The Bayelsa State Governor, Seriake Dickson, has set up the State Environmental Degradation Commission of Inquiry to investigate the years of negative impact of oil exploration of the waterways and lands of the State by Oil multinationals.
The newly inaugurated Commission of Inquiry is made up of foreign experts, diplomats and forensic experts, including the Arch Bishop of York; Dr. John Sentamu (Chairman); former President of Ghana, John Kufuor; a former member of the British Cabinet and House of Lords, Baroness Valerie Amos Brondesbury; and a Principal at the Fydow Forensics, Daniel Onifade.

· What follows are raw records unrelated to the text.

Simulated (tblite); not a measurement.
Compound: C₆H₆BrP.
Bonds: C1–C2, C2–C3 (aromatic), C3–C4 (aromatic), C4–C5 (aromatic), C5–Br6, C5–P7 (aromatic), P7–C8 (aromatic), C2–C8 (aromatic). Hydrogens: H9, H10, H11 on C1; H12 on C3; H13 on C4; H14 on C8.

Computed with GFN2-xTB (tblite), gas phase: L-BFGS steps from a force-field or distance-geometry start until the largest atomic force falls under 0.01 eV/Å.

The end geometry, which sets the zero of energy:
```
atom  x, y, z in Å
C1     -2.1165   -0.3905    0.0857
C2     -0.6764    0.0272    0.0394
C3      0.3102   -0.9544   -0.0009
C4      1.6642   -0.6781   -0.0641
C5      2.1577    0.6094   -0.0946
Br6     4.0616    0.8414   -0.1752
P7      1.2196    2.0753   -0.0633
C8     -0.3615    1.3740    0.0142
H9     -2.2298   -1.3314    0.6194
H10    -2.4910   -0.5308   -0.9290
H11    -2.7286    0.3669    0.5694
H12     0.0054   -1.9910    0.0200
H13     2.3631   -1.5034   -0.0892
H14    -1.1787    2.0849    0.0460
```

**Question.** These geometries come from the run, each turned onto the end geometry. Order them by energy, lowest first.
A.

Also on the commission are the former Attorney-General and Commissioner of Justice, Barr. Wodu Kemesuode, who is to serve as legal counsel to the commission; Head of the School of Law, University of Bradford, Prof. Engine Emeseh; Prof. Of Public Economics, University of St. Gallen, Prof. Roland Holder and Dr. Kathryn Nwajiaku-Dohou among others.
Dickson, who inaugurated the commission on Wednesday at the State Executive Chamber of the Government House, said it has a life span of nine months to submit its report and such duration can be extended on request.
Dickson also said the commission has the powers to conduct private hearings, both within and outside the country.
“The terms of reference of the commission include the conduct of investigation the facts and current circumstances surrounding oil spills and their environmental and human impact,” he said. “To that end, the commission shall (a) establish the facts; (b) quantify the impact of oil spills; (c) determine responsibilities and, where possible, identify those responsible; and (d) make recommendations, including, in particular, on a suitable accountability framework.
“As Governor of the oldest and largest on-shore oil producing state in Nigeria, I represent people that have been unduly affected by this corporate negligence. It is on behalf of the people of Bayelsa State that I have set up this Commission.
“Oil and gas exploration and extraction has had an incalculable impact on the people and environment of Bayelsa State. It has threatened local livelihoods and economies, impeded agricultural development, fuelled health disorders and caused tensions in the social fabric of our communities. The people of Bayelsa State have paid too high a price for the growth of Nigeria’s oil sector, without reaping any significant benefit.
“The work of the Bayelsa State Oil and Environmental Commission, I hope, will transform the lives of the people of Bayelsa and the environments in which our citizens live. These are our lives. This is our future. We will work together to restore all of Bayelsa, for ourselves and for the next generations. Thank you for being part of that mission.
“Once again, I would like to thank everyone here today, for the work undertaken thus far and for the work yet to be done. Your input and contribution to the Commission are invaluable.
“I hope the next few days are beneficial and by meeting the people of Bayelsa and hearing their stories you are able to fully understand the impact of oil company on our communities and help us to make a difference to the lives of the people of Bayelsa.”